WGet Gotcha while using with Crontab
Its pretty common in webapps to use Crontab to check for certain thresholds at regular intervals and send notifications if the threshold is crossed. Typically I would expose a secret URL and use WGet to invoke that URL via a cron.
The following cron will invoke the secret_url every hour.
0 */1 * * * /usr/bin/wget "http://nareshjain.com/cron/secret_url" |
Since this is running as a cron, we don’t want any output. So we can add the -q and –spider command line parameters. Like:
0 */1 * * * /usr/bin/wget -q --spider "http://nareshjain.com/cron/secret_url" |
–spider command line parameter is very handy, it is used for a Dry-run .i.e. check if the URL actually exits. This way you don’t need to do things like:
wget -q "http://nareshjain.com/cron/secret_url" -O /dev/null |
But when you run this command from your terminal:
wget -q --spider "http://nareshjain.com/cron/secret_url" Spider mode enabled. Check if remote file exists. --2013-10-09 09:05:25-- http://nareshjain.com/cron/secret_url Resolving nareshjain.com... 223.228.28.190 Connecting to nareshjain.com|223.228.28.190|:80... connected. HTTP request sent, awaiting response... 404 Not Found Remote file does not exist -- broken link!!! |
You use the same URL in your browser and sure enough, it actually works. Why is it not working via WGet then?
The catch is, –spider sends a HEAD HTTP request instead of a GET request.
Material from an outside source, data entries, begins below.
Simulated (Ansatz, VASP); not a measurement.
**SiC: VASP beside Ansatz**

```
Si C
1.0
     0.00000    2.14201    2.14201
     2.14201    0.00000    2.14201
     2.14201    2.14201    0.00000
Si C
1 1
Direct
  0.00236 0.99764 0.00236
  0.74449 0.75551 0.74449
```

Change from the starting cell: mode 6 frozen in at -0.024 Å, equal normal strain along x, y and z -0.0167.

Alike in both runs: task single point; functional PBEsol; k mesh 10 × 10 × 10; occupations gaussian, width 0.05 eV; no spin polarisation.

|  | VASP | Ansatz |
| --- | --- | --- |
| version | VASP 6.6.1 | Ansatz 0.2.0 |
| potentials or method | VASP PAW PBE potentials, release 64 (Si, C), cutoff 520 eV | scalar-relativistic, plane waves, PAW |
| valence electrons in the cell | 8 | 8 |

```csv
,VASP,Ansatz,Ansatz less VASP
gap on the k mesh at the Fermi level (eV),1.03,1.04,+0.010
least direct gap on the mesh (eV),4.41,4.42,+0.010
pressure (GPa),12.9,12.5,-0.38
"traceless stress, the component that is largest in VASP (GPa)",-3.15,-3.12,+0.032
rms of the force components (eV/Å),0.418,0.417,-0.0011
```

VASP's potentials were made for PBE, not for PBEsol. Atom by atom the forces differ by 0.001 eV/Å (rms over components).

You can check your access log:
my.ip.add.ress - - [09/Oct/2013:02:46:35 +0000] "HEAD /cron/secret_url HTTP/1.0" 404 0 "-" "Wget/1.11.4" |
If your secret URL is pointing to an actual file (like secret.php) then it does not matter, you should not see any error. However, if you are using any framework for specifying your routes, then you need to make sure you have a handler for HEAD request instead of GET.